The Mitsubishi F-2 is a multirole fighter
derived from the General Dynamics F-16 Fighting Falcon
The F-2 is nicknamed “Viper Zero”, a reference to the F-16‘s nickname of “Viper” and the Mitsubishi A6M Zero.
Production started in 1996 and the first aircraft entered service in 2000.
The first 76 aircraft entered service by 2008, with a total of 98 airframes produced.
Larger wings give an aircraft better payload and maneuverability in proportion to its thrust, but also add weight in various ways.
More weight can have negative effects on acceleration, climbing, payload, and range.
To make the larger wings lighter the skin, spars, ribs, and cap of the wings were made from graphite-epoxy composite and co-cured in an autoclave.
Japan’s initial intentions to develop the aircraft domestically built upon Japan’s like the F-15J, produced under license from McDonnell Douglas.
Japanese defense contractors argued that they needed to build a new aircraft from the beginning.
This decision was made in order to improve the skill of their engineers and, in turn, develop the Japanese aircraft industry.
The F-2 used the wing design of the legacy F-16 Agile Falcon, but much of the electronics were further updated to modern standards, implemented by Mitsubishi Electric.
BTW, the Viper Zero is equipped with a General Electric F110-GE-129 turbofan engine. This engine develops 131.7kN and the speed of the aircraft is Mach 2.

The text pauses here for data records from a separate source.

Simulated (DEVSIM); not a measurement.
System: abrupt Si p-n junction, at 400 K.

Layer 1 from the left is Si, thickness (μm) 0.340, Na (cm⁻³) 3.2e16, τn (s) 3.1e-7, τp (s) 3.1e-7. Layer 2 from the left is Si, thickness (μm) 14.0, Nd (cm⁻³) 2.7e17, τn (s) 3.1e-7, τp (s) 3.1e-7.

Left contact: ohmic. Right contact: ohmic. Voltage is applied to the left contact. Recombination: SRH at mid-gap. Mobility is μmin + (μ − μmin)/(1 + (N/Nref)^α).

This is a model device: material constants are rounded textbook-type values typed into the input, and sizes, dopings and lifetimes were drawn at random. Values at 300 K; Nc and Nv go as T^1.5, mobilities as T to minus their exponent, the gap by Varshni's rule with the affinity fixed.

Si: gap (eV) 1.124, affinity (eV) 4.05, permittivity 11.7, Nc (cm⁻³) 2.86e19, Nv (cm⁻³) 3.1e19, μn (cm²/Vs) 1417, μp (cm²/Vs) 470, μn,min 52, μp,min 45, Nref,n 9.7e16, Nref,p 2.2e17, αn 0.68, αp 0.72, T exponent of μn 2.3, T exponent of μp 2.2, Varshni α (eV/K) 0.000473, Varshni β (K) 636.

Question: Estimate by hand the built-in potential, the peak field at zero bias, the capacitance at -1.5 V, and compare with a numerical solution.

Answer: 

The F-2’s maiden flight was on 7 October 1995. Japanese government approved an order for 141 (but that was soon cut to 130), to enter service by 1999;
structural problems resulted in service entry being delayed until 2000.
Because of issues with cost-efficiency, orders for the aircraft were curtailed to 98 (including four prototypes) in 2004.
Flight testing of the four prototypes were conducted by the Japan Defense Agency at Gifu Air Field.
The F-2 program was controversial, because the unit cost, which includes development costs, is roughly four times that of a Block 50/52 F-16, which does not include development costs. Inclusion of development costs distorts the incremental unit cost (this happens with most modern military aircraft), though even at the planned procurement levels,
the price per aircraft was somewhat high. The initial plan of 141 F-2s would have reduced the unit cost by up to US$10 million per unit, not including reduced cost from mass production. As of 2008, 94 aircraft were planned.